As shown in Figure 3a,b, the improved method (Equation (2)) has higher R (0.655), lower RMSE (0.078), and MPE (−7.21%) than the original method (Equation (3)) (with R, RMSE, and MPE values of 0.485%, 0.1%, and 10.629%, respectively), which means the new conversion model could provide a better estimation of broadband albedo than the original one. Since snow-covered situations have not been taken into account, some errors might occur when albedo is relatively high. According to global land cover 2000 (GLC2000), the dominant land cover in the study area is alpine and subalpine plain grass. The error of estimated albedo could be large only when snowfall happens, which only takes up a small proportion. This can also be identified from Figure 3.

To further validate the improved model, independent observational data from the ANNI station were selected for cross validation (Figure 4). As shown by Figure 4a,b, R, MPE, and RMSE of the original method are 0.511, 27.5%, and 0.108 while the statistical indexes from the improved method are 0.606, 9.8%, and 0.076, respectively. Therefore, the improved model could provide a more accurate estimation of broadband albedo in the Nagqu river basin.

4.3. Estimation of Actual Evapotranspiration

Land surface 10-day AET derived from SEBS were validated with the 10-day AET determined using in situ observations taken in the Nagqu river basin (Figure 5). Since the validation sites are built on relatively flat and homogenous underlying surfaces, the observations are representative of a 1-km pixel. For the time being, how to remove cloud effects on LST and downward radiation flux remains a challenging issue. As shown in Figure 5, the model-estimated AET values are very close to CM results with R, RMSE, and MPE of 0.972, 0.052 mm/h, and −10.4%, respectively.

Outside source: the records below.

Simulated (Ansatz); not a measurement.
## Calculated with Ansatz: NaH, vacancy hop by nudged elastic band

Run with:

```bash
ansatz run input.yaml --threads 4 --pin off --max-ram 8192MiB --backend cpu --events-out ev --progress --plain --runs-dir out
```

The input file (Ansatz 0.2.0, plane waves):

Maps of hourly AET in the Nagqu river basin in January, April, May, and December are shown in Figure 6. AET in January (0 to 0.29 mm/h, Figure 6a) and December (0 to 0.43 mm/h, Figure 6d) were significantly lower than those in May (varies from 0 to 0.77 mm/h, Figure 6c). Because of the increasing soil moisture during the period of frozen soil melt, AET increases suddenly from April to May, with average AET increasing from 0.184 mm/h to 0.479 mm/h. In the SEBS model, the uncertainty in AET is greatly reduced by taking the energy balance at the limiting cases into account. In comparison with previous studies [12,35], which derived the latent heat flux only through LST and surface layer meteorological conditions and are not constrained by limiting cases, the associated uncertainty in the derived ET is small. Moreover, instead of using fixed values as before, the dynamic roughness height for heat transfer was incorporated in SEBS.

5. Discussion

Because of complicated weather conditions over the TP, only several satellite images with total cloud cover less than 40% were used in this study. Although the derived results were generally in agreement with field measurements, some discrepancies still exist. Several reasons may account for this. First, there are errors in the satellite-derived parameters, such as LST, albedo, emissivity, and NDVI. The surface meteorological forcing data of air temperature, humidity, and wind speed also have errors, which has been proved by several studies [31,36]. Second, scale issues always exist between satellite-derived results and in-situ measurements [37]. Since there is no absolute homogenous underlying surface, the error becomes much larger with surface heterogeneity. Third, the SEBS model itself has assumptions and limitations. For example, the model is based on the Monin-Obukhov similarity theory, which produces larger error under stable atmospheric stratification [17,18,30].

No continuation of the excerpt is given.